Thursday, June 26, 2014

Hurrricane Klara: SSU's Perfect Storm

perfectstorm2
(This is a re-posting of  piece that originally appeared in River Vices on Oct. 25, 2005. I am currently writing another piece on Kay Reynolds called “Slumlord Klara,” in the writing of which I was reminded that, “The more things change, the more they remain the same.” Yes, the political hack is back on the SSU  Board of Trustees only now its Governor Kasich, not Governor Taft, she will be an embarrassment to.)

As if SSU needed any further dumbing down, Governor Robert Taft has appointed Kay “Hurricane Klara” Reynolds as chair of the Shawnee State Board of Trustees. It is the kind of stupid political move that has sent Taft’s poll numbers plummeting and almost guarantees that Ohio Republicans will be made to pay by voters in the next election.

Taft has already pleaded no contest to ethic violations. If only he could be put on trial for acting like a dodo, which is what he was in appointing Reynolds chair of the trustees. If anyone in the governor’s office could remember that far back, or cared, Klara Kay Reynolds was one of those trustees who conspired with university lawyer Stephen P. Donohue to remove the most popular and effective president Shawnee State has ever had, James P. Chapman, causing an uproar on campus and reinforcing SSU’s abysmal reputation in the academic world.

Reynold’s appointment caps a trend at SSU, which more than any other institution of higher education I know of shows the validity of the “Peter Principle,” which is “The theory that employees [and trustees] within an organization will advance to their highest level of competence and then be promoted to and remain at a level at which they are incompetent” (American Heritage Dictionary). With Hurricane Klara as chair of the trustees, Stephen P. Donohue as de facto president, Rita Rice Morris as nominal president, Michael Field as provost, and John Kelley as interim dean, we are faced with the equivalent of a perfect storm of incompetence and questionable ethics.
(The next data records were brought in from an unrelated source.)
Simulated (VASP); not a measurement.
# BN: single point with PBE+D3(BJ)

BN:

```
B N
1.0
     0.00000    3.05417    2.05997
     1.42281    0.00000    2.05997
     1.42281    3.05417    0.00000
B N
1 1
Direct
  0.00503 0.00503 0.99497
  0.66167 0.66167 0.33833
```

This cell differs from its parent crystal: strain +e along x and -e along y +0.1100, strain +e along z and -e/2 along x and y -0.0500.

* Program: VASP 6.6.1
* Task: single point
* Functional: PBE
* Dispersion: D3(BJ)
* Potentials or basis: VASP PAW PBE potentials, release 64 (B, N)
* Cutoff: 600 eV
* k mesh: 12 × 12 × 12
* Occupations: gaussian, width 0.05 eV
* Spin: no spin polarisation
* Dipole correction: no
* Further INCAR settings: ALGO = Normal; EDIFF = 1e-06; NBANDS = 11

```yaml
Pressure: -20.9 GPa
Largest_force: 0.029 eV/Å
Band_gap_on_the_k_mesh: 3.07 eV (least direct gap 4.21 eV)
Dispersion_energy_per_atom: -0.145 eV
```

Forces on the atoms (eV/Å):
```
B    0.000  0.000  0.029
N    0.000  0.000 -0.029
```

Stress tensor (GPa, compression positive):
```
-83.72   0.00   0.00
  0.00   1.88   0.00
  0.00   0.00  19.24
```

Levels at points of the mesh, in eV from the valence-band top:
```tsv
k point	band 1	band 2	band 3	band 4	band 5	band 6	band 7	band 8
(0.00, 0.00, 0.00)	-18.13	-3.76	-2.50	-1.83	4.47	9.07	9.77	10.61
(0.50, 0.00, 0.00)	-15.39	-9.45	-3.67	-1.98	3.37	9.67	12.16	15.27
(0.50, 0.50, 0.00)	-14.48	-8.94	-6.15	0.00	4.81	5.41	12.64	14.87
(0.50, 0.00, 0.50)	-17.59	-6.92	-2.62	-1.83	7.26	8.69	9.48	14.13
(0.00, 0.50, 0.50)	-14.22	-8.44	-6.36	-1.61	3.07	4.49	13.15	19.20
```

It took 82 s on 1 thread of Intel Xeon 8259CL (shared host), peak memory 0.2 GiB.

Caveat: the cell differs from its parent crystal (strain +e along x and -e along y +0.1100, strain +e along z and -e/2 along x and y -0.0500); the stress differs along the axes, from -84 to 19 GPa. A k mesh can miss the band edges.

Rita Rice Morris has made a name for herself by jumping out of airplanes and joining in the beatification of real estate developer Neal Hatcher but not for being a strong leader. She lives in the infamous house on the hill, that distressed piece of property on Camelot Drive, that money pit that the trustees purchased at an inflated price from a doctor in distress, just as they had previously bought from local lawyer and politician John Thatcher at an inflated price a temporary president’s house, i.e., a piece of distressed property, on Franklin Blvd, which the trustees then took a $50 thousand loss on when they sold it to another doctor. Doctors and lawyers are among Portsmouth’s over-privileged who profit from public treasuries.

Donohue, the over-privileged’s defacto president at SSU, handled the Franklin Blvd. fiasco from start to finish. As an Asst. Attorney General for the State of Ohio, Donohue would of course have known whether the purchase of the Thatcher house violated state law, wouldn’t he? Hired in a stealth search and on the basis of a resume that would not have got him even an interview at an ethical institution, he then declined, once hired, to discuss his past history with a Daily Times reporter. Since he is rumored to have been fired from his previous job, we can begin to understand his doctored resume and his reluctance to be interviewed about his past job experience.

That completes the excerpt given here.